Thursday, April 25, 2013

Top Five Favourite War Films

Today being ANZAC Day here in Australia I decided that is was a good opportunity for me to write about some of my all time favourite war films; a genre I very much enjoy. Some parts of what you are about to read might be considered slight spoilers but I wanted to write freely about these films plus you've most likely seem them before any way.     

1.) Saving Private Ryan (1998)
In my opinion to first film to really show the sheer brutality of war. It hits you right in face and doesn't let up for almost 30 minutes. I'll never forget watching it for the first time with my parents back when it was a new release on VHS. I actually remember my Dad's reaction to what we were seeing more than my personal viewing experience. The moment the door came down on that landing craft, exposing the soldiers to that relentless machine gun fire, almost instant cutting them down is by far my most vivid memory of first seeing the film, as I'm sure it is for a lot of people. 

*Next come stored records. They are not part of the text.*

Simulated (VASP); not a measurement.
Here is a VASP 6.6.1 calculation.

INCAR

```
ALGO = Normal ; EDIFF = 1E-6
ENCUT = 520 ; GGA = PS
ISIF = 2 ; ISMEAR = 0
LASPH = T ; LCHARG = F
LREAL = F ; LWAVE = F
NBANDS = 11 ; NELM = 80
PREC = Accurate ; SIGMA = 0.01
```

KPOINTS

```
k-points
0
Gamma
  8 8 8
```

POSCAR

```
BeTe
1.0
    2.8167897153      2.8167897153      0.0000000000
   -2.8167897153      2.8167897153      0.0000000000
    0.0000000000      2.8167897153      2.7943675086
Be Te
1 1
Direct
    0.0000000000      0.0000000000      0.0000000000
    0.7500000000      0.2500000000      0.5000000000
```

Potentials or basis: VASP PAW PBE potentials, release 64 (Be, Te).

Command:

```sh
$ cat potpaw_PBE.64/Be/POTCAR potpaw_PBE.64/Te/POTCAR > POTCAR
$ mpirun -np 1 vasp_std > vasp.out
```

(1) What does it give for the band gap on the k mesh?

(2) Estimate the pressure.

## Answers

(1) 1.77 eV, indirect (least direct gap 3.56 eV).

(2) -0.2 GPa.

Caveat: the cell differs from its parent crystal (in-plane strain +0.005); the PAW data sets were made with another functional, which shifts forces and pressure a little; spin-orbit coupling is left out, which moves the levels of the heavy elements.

The three things I love about Saving Private Ryan is the authenticity, honesty and characters. The authenticity for the film's production design, it looks and feels so real and the attention to detail is staggering. It's honesty because it does not shy away from anything and the characters for not being so generic and one dimensional, especially Tom Hanks as Capt. John Miller. A true soldier and leader, focused on carrying out his missing despite his personal feelings towards it. We know little about him for the majority of the film as he is extremely private in regards to his civilian life, probably as a safe guard against forming emotional bonds with his men. A wise policy as it is war after wall, where life constantly hangs on a thread. It's an amazingly well made film. 

2.) Apocalypse Now (1979)
There's something very surreal about Francis Ford Coppola's nightmarish depiction of the war in Vietnam. The vivid use of colours mainly shades of orange and reds give the film a very distinct look. I love the journey aspect of this film, being on board that tiny boat with such diverse characters; getting to know each one bit by over the course of the film. And the gradual build up to finally meeting the rogue Colonel Walter E. Kurtz is brilliant. It's the whole mystery that surrounds him; will he even been at this supposed destination? Is he just an soldier gone AWOL or will he turn out to be the devil himself. He's portrayed as like some mythical figure.     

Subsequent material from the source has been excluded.